Price: $1,850, Case size: 41mm, Thickness: 13.7mm, Crystal: Glassbox Sapphire, Water Resistance: 100 meters, Movement: Manually Wound ETA Valjoux A05.291
The clear headliner of the retooled PR516 family is the PR516 Chronograph Mechanical (above), which traces its most direct inspiration to the Ref. 40528 from the 1970s and features — in an extreme rarity for Tissot — a manually winding mechanical movement. The ETA Valjoux A05.291, which was based on the existing, automatic Valjoux 7753 and specially designed for this revival of the PR 516, represents not only a new level of technical sophistication in the racing-inspired line but also a host of technical talking points. The base caliber’s winding rotor has been removed and replaced with a new bridge inscribed with “TISSOT 1853,” while the mainspring of the retooled movement has a fixed bridle instead of its original sliding one, a failsafe measure to make sure the mainspring locks when it’s fully wound.
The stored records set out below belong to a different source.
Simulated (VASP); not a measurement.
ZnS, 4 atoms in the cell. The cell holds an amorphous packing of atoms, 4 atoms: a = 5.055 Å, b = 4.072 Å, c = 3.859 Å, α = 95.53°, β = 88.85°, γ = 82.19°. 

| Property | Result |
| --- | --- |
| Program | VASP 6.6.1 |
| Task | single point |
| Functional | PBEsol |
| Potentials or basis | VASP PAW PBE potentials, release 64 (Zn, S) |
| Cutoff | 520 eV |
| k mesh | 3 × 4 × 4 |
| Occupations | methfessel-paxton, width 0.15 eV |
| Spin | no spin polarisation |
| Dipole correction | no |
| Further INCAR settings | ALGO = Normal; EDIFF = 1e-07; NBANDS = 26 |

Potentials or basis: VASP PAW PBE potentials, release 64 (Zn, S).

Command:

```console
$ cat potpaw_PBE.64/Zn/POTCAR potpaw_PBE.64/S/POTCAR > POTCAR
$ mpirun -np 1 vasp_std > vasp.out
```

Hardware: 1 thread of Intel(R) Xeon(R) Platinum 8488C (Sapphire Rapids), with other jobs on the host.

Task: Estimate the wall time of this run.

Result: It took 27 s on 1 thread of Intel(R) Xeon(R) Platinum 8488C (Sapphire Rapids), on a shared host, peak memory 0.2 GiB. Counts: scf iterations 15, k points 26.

Measuring 30mm in diameter and 7.285mm thick, the caliber (above and below) has a newly designed barrel architecture that allows for a 68-hour power reserve (up from the base caliber's 48 hours). Its balance spring incorporates the alloy Nivachron, which renders it highly resistant to the effects of magnetic fields, and, consequently, more consistently precise in its chronometry. The movement also eschews the traditional index assembly in favor of ETA’s chrono regulation system (ETA, for those uninitiated, is the Swiss movement-making firm owned by the Swatch Group, which also owns Tissot), which uses laser-regulated precision for long-term stability and accuracy, even when the mainspring is nearing the end of its power reserve. At a beat rate of 28,800 vph (4 Hz), Caliber A05.291 is adjusted to a daily precision of +5/-5 seconds. As one would expect in this day and age, Tissot puts this micromechanical wonder on proud display behind a sapphire window in the caseback.
The spirit of the watch’s 1970s ancestor also lives on in its exterior aesthetics, particularly the dual-scale bicolor bezel, which like the original watch features both a tachymeter scale and a pulsation scale — the former for calculating speed, the latter for checking heart rates, both useful in an actual competitive racing environment, or what Tissot refers to more generally as “adrenaline-filled activities.” The pulsation scale occupies the first quarter of the bezel from 12 to 3 o’clock, with black markers on a white background, while the tachymeter, spanning the rest of the bezel’s arc, reverses the arrangement with white markers on black. The black dial hosts a classical subdial arrangement, with chronograph counters at 3 o’clock (30 minutes) and 6 o’clock (12m hours) and running seconds at 9 o’clock.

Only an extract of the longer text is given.